# 새롭게 고층아파트 들어온다는 소문에 집값이 너무 올라서 다른 신도시로 이사가셨어.



## 82riceballs

Hi everyone!
I"m having trouble understanding the bolded sentence:
예전에 저기에 사셨었어. 그런데 최근에 재개발 되었잖아. *새롭게 고층아파트 들어온다는 소문에 집값이 너무 올라서 다른 신도시로 이사가셨어.*

I understand that the first two sentences mean, "he used to live there, but it's being re-developed."
The last sentence, especially the first half of it, confuses me...

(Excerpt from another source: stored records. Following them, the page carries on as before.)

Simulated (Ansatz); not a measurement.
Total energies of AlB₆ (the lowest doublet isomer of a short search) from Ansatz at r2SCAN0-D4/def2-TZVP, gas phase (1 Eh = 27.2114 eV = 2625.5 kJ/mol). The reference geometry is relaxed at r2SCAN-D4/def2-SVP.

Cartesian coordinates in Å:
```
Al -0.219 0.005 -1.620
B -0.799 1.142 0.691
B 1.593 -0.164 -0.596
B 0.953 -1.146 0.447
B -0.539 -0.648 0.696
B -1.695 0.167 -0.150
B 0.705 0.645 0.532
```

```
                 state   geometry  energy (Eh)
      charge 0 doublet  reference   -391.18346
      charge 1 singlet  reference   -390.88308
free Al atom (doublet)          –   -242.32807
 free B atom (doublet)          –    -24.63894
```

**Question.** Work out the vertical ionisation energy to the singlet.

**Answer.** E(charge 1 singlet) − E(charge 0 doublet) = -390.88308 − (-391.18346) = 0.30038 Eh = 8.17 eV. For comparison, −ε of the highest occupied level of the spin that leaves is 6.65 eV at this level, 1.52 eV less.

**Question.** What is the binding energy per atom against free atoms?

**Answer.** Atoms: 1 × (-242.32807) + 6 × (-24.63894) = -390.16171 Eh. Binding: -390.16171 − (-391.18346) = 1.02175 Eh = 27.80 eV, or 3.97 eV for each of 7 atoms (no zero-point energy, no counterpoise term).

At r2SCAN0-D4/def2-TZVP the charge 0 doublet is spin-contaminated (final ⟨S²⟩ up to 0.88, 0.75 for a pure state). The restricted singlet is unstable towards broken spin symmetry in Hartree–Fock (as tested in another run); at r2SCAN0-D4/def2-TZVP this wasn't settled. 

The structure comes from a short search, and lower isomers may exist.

새롭게 고층아파트 들어온다는 소문에  He heard rumors that new high-rise apartments were going to be built (come in), so...
집값이 너무 올라서 다른 신도시로 이사가셨어. ...he moved to a newly developed city because housing prices were going to be too high.



Is this a correct interpretation??

Thanks in advance!!


----------



## lsl

Hi 82riceballs,

I think you got the idea. The sentence is a little complicated and means that..
The rumor(new high-rise apt. are coming) made the housing price higher than before, so he (maybe had to) moved to other developed city. (can't afford them I guess)

Hope it doesn't make you more confused!!!!


----------



## vientito

this part is strange: 새롭게 고층아파트 들어온다는 소문

새롭게 , is it not an adverb to describe a verb?  How come it's used to describe a noun (high-rise apartment)?


----------



## 82riceballs

lsl said:


> Hi 82riceballs,
> 
> I think you got the idea. The sentence is a little complicated and means that..
> The rumor(new high-rise apt. are coming) made the housing price higher than before, so he (maybe had to) moved to other developed city. (can't afford them I guess)
> 
> Hope it doesn't make you more confused!!!!



Thank you, that was very helpful!!


----------



## 82riceballs

vientito said:


> this part is strange: 새롭게 고층아파트 들어온다는 소문
> 
> 새롭게 , is it not an adverb to describe a verb?  How come it's used to describe a noun (high-rise apartment)?



I believe 새롭게 is modifying 들어온다.


----------



## moonji

vientito said:


> this part is strange: 새롭게 고층아파트 들어온다는 소문
> 
> 새롭게 , is it not an adverb to describe a verb?  How come it's used to describe a noun (high-rise apartment)?



'고층아파트가 새로(새롭게) 들어온다는 소문에' is more natural.


----------